Tax Planning for Harrow small businesses — matched to a specialist.
Tax planning done a month before year-end saves money. Tax planning done in January, when you're filing, mostly just files.
Forward-looking work on corporation tax, dividend policy, capital extraction, and personal income tax for the directors of Harrow limited companies and the highest-earning sole traders. The accountant we match you with reviews your structure, models the tax impact of upcoming decisions (selling, hiring, expanding, retiring), and identifies the legal reliefs that apply. Tax planning isn't aggressive avoidance schemes — it's the applied use of the reliefs in the Income Tax Act, Finance Acts, and HMRC manuals that Parliament built into the system.
How the work actually breaks down.
The first conversation in any Harrow tax-planning engagement is about the next 12 to 36 months — not the prior year. What's coming: a sale, a buy-out, hiring, expanding, retiring, succession, divorce, emigration, return-to-UK after a non-resident period? Each of these triggers different planning levers. A founder selling their company in 18 months has an entirely different planning landscape from a steady-state owner-director taking salary and dividends. The accountant scopes the engagement based on what's coming, not on what's already filed.
For owner-directors, the workhorse tax-planning question is salary vs dividend extraction. The optimal split changed materially when corporation tax went tiered in April 2023 — companies with profits over £50,000 pay marginal-rate corporation tax up to 26.5% in the £50k-£250k band, before settling at 25% above £250k. Dividends, taxed at 8.75% / 33.75% / 39.35% basic / higher / additional rate after a £500 allowance, look more or less attractive depending on the company's marginal corporation tax rate. The accountant models the post-tax cash on a £100k extraction across different splits, then recommends a policy. Most Harrow PSCs end up at salary at the secondary NIC threshold (£12,570) plus dividends, but a profitable company with multiple shareholders or an alphabet share structure has more complex options.
Capital allowances are where the biggest legal-tax savings often hide. The Annual Investment Allowance gives 100% first-year deduction on plant and machinery up to £1 million a year. Full Expensing — introduced in April 2023, made permanent in April 2024 — gives 100% first-year deduction on main-rate plant and machinery with no cap, available to companies (not unincorporated businesses). Structures and Buildings Allowance gives 3% straight-line deduction on commercial property construction or renovation costs. Electric vehicle allowances are 100% first-year for new EV cars and 50% special-rate for other low-emission vehicles. The accountant reviews capital expenditure timing and structure to claim the highest-value relief — which often means accelerating a planned purchase by a few weeks or restructuring it as a cash purchase rather than HP.

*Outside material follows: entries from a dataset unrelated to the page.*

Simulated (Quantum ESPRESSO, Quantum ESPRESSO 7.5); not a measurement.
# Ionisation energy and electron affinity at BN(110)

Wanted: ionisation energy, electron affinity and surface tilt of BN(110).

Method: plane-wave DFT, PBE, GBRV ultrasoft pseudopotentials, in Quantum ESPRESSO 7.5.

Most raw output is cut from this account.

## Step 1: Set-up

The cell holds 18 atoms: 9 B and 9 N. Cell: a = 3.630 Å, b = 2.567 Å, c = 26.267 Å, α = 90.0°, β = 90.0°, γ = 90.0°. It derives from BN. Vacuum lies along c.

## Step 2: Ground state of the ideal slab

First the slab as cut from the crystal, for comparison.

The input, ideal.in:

R&D tax credits are a Harrow opportunity that's both real and abused. Genuine R&D activity — solving a scientific or technological uncertainty that wasn't readily resolvable by a competent professional — qualifies for either an enhanced corporation tax deduction (SME scheme, 86% uplift on qualifying R&D expenditure as of April 2023) or a payable cash credit. The 2023-24 reform tightened the rules significantly: claims must be notified in advance for first-time claimants, the additional information form is now mandatory, and HMRC's enquiry rate has risen sharply. A real Harrow R&D claim from a software, engineering, or product-development business is still worth pursuing. A spurious one — bookkeeping software 'innovation', cosmetic website redesigns called 'technology' — will get rejected and might trigger a discovery enquiry into the company's wider tax affairs.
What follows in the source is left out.